The story of the Palace Demesne
When Richard Robinson became Archbishop of Armagh in 1765, the primate's main residence sat in Drogheda. Robinson set out to make Armagh a fitting capital for his office, and from 1770 he built a Neo-Classical palace on 300 acres of parkland just south of the city. Thomas Cooley designed the original two-storey house; Francis Johnston added a further floor in the 1820s.
Robinson laid out the whole estate around the palace: a walled garden and garden house, an ice house, a primatial chapel, and a stable block with coach yard. In 1782-83 he raised a 113-foot obelisk on Knox's hill, commissioned during economic hardship to provide local employment. The stables and coach yard are the buildings restored today as the Palace Stables Heritage Centre.

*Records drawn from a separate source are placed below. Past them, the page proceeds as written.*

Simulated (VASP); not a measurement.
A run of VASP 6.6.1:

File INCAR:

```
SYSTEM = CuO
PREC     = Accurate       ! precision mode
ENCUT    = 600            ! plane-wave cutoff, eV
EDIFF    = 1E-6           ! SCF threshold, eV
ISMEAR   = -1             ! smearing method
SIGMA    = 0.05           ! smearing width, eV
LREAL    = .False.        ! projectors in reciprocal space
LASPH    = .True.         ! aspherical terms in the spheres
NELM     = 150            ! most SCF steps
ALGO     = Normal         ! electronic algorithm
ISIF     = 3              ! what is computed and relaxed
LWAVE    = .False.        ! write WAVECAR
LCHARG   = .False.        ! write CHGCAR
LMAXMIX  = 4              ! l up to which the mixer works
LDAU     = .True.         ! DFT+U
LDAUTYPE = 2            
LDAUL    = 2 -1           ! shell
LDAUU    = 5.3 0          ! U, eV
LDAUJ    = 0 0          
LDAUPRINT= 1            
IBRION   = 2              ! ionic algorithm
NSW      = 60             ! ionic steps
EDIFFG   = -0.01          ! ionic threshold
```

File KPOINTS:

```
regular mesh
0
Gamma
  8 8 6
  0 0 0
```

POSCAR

The grounds also hold far older remains. The ruins of a Franciscan Friary stand within the demesne, along with a holy well dedicated to St Brigid, marking a religious presence on the site long before Robinson's Georgian estate took shape.
Church of Ireland Archbishops lived in the palace from 1770 until 1975. The building then served Armagh City and District Council, and since April 2015 has housed the office of the Lord Mayor of Armagh, Banbridge and Craigavon Borough, with the demesne kept open to the public as parkland.